In almost every case, we want the canvas to be centered around the canvas coordinate system origin (Figures 2, 3, and 4). However, this is not always necessary or the case. For example, a stereo camera setup may require the canvas to be slightly shifted to the left or the right of the coordinate system origin. Therefore, in this lesson, we will always assume that the canvas is centered on the image plane coordinate system origin.

**Figure 4:** Computing the canvas's bottom-left and top-right coordinates is simple when we know the canvas size.

**Figure 5:** Vertical and horizontal angle of view.

**Figure 6:** The film aperture width and the focal length are used to calculate the camera's angle of view.

Computing the canvas or screen window coordinates is straightforward. Since the canvas is centered around the screen coordinate system origin, their values are equal to half the canvas size. They are negative if they are either below or to the left of the y-axis and x-axis of the screen coordinate system, respectively (Figure 4). The canvas size depends on the angle of view and the near-clipping plane (since we decided to position the image plane at the near-clipping plane). The angle of view is determined by the film size and the focal length. Let's compute each one of these variables.

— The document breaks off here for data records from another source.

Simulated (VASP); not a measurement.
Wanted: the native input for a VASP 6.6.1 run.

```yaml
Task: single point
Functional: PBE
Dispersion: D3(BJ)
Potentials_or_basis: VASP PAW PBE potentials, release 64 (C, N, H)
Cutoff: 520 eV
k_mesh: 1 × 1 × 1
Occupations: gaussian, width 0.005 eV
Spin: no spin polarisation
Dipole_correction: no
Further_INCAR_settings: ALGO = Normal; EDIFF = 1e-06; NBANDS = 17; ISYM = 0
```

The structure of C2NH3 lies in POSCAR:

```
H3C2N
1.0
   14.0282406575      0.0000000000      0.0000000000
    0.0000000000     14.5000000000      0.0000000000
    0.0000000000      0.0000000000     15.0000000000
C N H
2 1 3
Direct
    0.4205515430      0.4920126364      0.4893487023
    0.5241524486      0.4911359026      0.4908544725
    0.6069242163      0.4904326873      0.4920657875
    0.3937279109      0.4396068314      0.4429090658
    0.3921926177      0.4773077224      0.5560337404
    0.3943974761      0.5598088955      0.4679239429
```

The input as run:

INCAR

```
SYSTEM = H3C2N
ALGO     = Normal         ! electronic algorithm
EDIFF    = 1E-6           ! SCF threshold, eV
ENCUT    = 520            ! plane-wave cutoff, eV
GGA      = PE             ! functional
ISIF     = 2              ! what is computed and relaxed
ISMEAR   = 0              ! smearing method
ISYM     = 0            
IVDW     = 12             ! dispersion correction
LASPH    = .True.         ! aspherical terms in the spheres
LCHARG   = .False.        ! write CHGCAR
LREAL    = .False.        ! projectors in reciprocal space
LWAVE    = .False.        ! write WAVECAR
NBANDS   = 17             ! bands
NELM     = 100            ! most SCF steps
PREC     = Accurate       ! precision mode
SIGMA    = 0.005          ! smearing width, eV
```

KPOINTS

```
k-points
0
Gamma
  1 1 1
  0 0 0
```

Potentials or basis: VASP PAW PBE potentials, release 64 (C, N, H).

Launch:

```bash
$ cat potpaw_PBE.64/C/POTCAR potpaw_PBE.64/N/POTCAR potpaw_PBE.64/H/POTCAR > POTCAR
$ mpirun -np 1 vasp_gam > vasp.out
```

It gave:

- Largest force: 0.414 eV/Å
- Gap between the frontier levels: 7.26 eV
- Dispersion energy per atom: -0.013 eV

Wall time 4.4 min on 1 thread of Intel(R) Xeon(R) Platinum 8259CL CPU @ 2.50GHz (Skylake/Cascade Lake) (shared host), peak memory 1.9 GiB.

Note, though, that the film format is more often rectangular than square, as mentioned several times. Thus, the angular horizontal and vertical extents of the viewing frustum are different. Therefore, we will need the horizontal angle of view to compute the left and right coordinates and the vertical angle of view to compute the bottom and top coordinates.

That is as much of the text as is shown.